Using GnuPG with OpenSSH
In this post we will see how to configure and use GnuPG keys for authentication against remote OpenSSH servers.
It is by no means an introduction or detailed guide on using GnuPG in general, but rather it focuses only on the steps you need to perform in order to start using your GPG keys for SSH authentication.
In case you are new to GnuPG, and don’t know what it stands for or what it is being used for, I’d recommend that you visit the following links and get yourself familiar with it.
The nice thing about using GnuPG keys for SSH authentication is that it makes key management less painful. You only have to worry about one tool for key generation and management. If you are already using GnuPG for encryption or digital signatures, it makes more sense to use GnuPG for managing your OpenSSH keys as well. You can also transfer your GnuPG keys to an OpenPGP smartcard (such as the Yubikey) as well, and not have to worry about someone stealing your keys.
The steps from this post have been tested on an Arch Linux system with
gpg
version 2.2.20
.
> uname -a
Linux nr200p.internal 6.1.6-arch1-1 #1 SMP PREEMPT_DYNAMIC Sat, 14 Jan 2023 13:09:35 +0000 x86_64 GNU/Linux
> gpg --version
gpg (GnuPG) 2.2.40
libgcrypt 1.10.1-unknown
Copyright (C) 2022 g10 Code GmbH
License GNU GPL-3.0-or-later <https://gnu.org/licenses/gpl.html>
This is free software: you are free to change and redistribute it.

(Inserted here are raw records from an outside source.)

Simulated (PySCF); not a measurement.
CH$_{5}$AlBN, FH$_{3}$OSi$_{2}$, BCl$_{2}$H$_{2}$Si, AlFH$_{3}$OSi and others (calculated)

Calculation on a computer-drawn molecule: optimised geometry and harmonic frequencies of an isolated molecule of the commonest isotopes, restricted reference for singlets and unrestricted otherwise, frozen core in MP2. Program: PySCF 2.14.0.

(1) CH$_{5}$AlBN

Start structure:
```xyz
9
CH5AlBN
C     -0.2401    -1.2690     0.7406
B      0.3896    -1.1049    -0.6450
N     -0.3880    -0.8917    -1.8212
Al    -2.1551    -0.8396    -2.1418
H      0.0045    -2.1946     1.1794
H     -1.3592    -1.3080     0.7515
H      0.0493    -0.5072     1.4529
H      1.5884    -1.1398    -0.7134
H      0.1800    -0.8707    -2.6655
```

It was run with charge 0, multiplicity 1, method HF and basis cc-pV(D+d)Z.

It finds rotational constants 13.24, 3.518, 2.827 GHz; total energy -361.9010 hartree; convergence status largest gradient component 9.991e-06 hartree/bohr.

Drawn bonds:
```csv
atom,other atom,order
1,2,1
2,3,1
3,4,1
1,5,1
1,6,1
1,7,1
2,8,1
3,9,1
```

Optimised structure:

There is NO WARRANTY, to the extent permitted by law.
Home: /home/dnaeon/.gnupg
Supported algorithms:
Pubkey: RSA, ELG, DSA, ECDH, ECDSA, EDDSA
Cipher: IDEA, 3DES, CAST5, BLOWFISH, AES, AES192, AES256, TWOFISH,
CAMELLIA128, CAMELLIA192, CAMELLIA256
Hash: SHA1, RIPEMD160, SHA256, SHA384, SHA512, SHA224
Compression: Uncompressed, ZIP, ZLIB, BZIP2
A summary of the steps we need to perform in order to successfully authenticate against remote SSH servers using our GPG keys is more or less this.
- Configure the GnuPG OpenSSH Agent
- Create your primary PGP key using
gpg --expert --full-gen-key
- Create an
Authentication
subkey usinggpg --expert --edit-key <key-id>
- Export your
Authentication
subkey in the OpenSSH public key format - Distribute the OpenSSH public key to the systems you need to login
Alright, lets start.
First, we will configure the gpg-agent(1)
. Add the following lines
to your ~/.gnupg/gpg-agent.conf
file.
# ~/.gnupg/gpg-agent.conf
enable-ssh-support
pinentry-program /usr/bin/pinentry-curses
default-cache-ttl 3600
default-cache-ttl-ssh 3600
In the next step we will configure our ~/.bashrc
(or ~/.zshrc
, or
any other initialization file you use for your shell). Add the
following lines to your shell initialization file in order to
correctly configure the SSH_AUTH_SOCK
and GPG_TTY
environment
variables.
# ~/.bashrc
unset SSH_AGENT_PID
if [ "${gnupg_SSH_AUTH_SOCK_by:-0}" -ne $$ ]; then
export SSH_AUTH_SOCK="$(gpgconf --list-dirs agent-ssh-socket)"
fi
export GPG_TTY=$(tty)
gpg-connect-agent updatestartuptty /bye >/dev/null
We also need to add the following line to our ~/.ssh/config
file, so
that everytime we use the ssh(1)
command it will set the correct TTY
for the pinentry
program.
# ~/.ssh/config
Match host * exec "gpg-connect-agent updatestartuptty /bye"
That is all the configuration we need for our GnuPG Agent. Now, we can go ahead and create our primary GPG key. The following output shows the creation of a new primary GPG key.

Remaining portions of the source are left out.